General economic conditions are improving, there are growing signs that the reins on credit availability are loosening, investor and buyer sentiment is trending in a positive direction, and companies are starting to feel the pressure to accelerate growth.
Ladies and gentlemen, the urge to merge is returning.
I worked for a global private equity firm for eight years and led marketing and communications on 45 transactions during that time. I fully understand the adage, “It’s easier to buy, rather than build.” Mergers and acquisitions can be game changers. Companies with healthy balance sheets acquire businesses that add operational bandwidth, expertise, blue-chip customers, and valuable competitive advantage. It can be a beautiful thing.
As companies plan for a transaction, the focus centers on financials, legal requirements, operational issues, and integration. But there’s one other business element that should not be overlooked: communications—in announcing the transaction, in managing the transition, and in building the business longer-term.

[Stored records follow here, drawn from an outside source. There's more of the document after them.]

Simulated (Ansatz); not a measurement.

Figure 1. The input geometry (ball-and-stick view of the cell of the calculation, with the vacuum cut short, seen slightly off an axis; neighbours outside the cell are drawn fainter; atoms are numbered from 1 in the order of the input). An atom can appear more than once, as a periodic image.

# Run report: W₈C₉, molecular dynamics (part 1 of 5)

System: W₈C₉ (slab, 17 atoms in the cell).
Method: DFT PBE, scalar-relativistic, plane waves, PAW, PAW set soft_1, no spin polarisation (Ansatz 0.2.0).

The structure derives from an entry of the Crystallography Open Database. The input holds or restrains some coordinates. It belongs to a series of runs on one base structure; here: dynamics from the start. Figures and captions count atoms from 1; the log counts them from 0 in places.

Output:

A merger or acquisition brings significant change. It can be an uncertain time, and when that uncertainty is not addressed proactively:
- Productivity declines. Employees become anxious and distracted and spend hours at work speculating about their futures.
- Employees depart. It begins with “the stars,” the organization’s best employees. They start looking for new opportunities. They can no longer see a clear direction and career path with the company.
- Customers defect. They are no longer confident in the company’s ability to meet their needs, and competitors are knocking on their doors, anxious to capitalize on the organization’s perceived vulnerability.
Communication is the great stabilizer in a merger or acquisition.
It prevents erosion within the business. It eliminates uncertainty, improves productivity, provides clarity and understanding, and mobilizes support.
The goal is to proactively engage key stakeholders – the audiences that affect the success of your business internally and externally. Communicate with them early and often, providing information that addresses their concerns and is consistent and strategically aligned. Communications should articulate the reasons behind the deal, showcase the business value, reveal timing for key actions, and be candid about what is known and what is unknown.
M&A communications begins with a strategic communications plan and requires flawless execution. This is not the time to “wing it.” Develop a thought-though strategy that details stakeholders and messaging, carefully choreographs tactical execution of the announcement, and sets a roadmap for sustained communications about the transaction, from announcement through post-close transition.

2 Comments
Bill, I could not agree more. I was the US People and Organization Integration Leader for the merger of two major global life sciences companies. What made this merger successful was a clear focus on people. We were able to retain key talent, hit sales goals, and retain customers because of this. The Integration team worked fast and smart. The rest of the organization focused on their jobs. Manager communication was absolutely crucial. People trust their immediate boss more than others. So organized ‘trickly down’ communications were imperative. Companies also need to define the 3-5 key decisions that need to be made immediately – and make them. People cannot tolerate ambiguity for very long.
Also, experts in people and organization effectiveness, generally HR professionals, need to be involved in due diligence. What looks like a good deal financially may have challenges the finance people can’t see. Mergers fail because of people and organization culture. Leaders always realize when it’s too late.
Joanne,
Great feedback and insight. It looks like our past experiences very much align. You make a good point regarding the need to involve “experts in people and organizational effectiveness” during due diligence. When communications, HR and operations experts are side by side with the deal team, it allows us to understand the environment, identify issues, and respond, proactively, with a plan — a plan that can be instrumental to the efficiency of the transition and to the longer term success of the transaction. Thanks for your comment.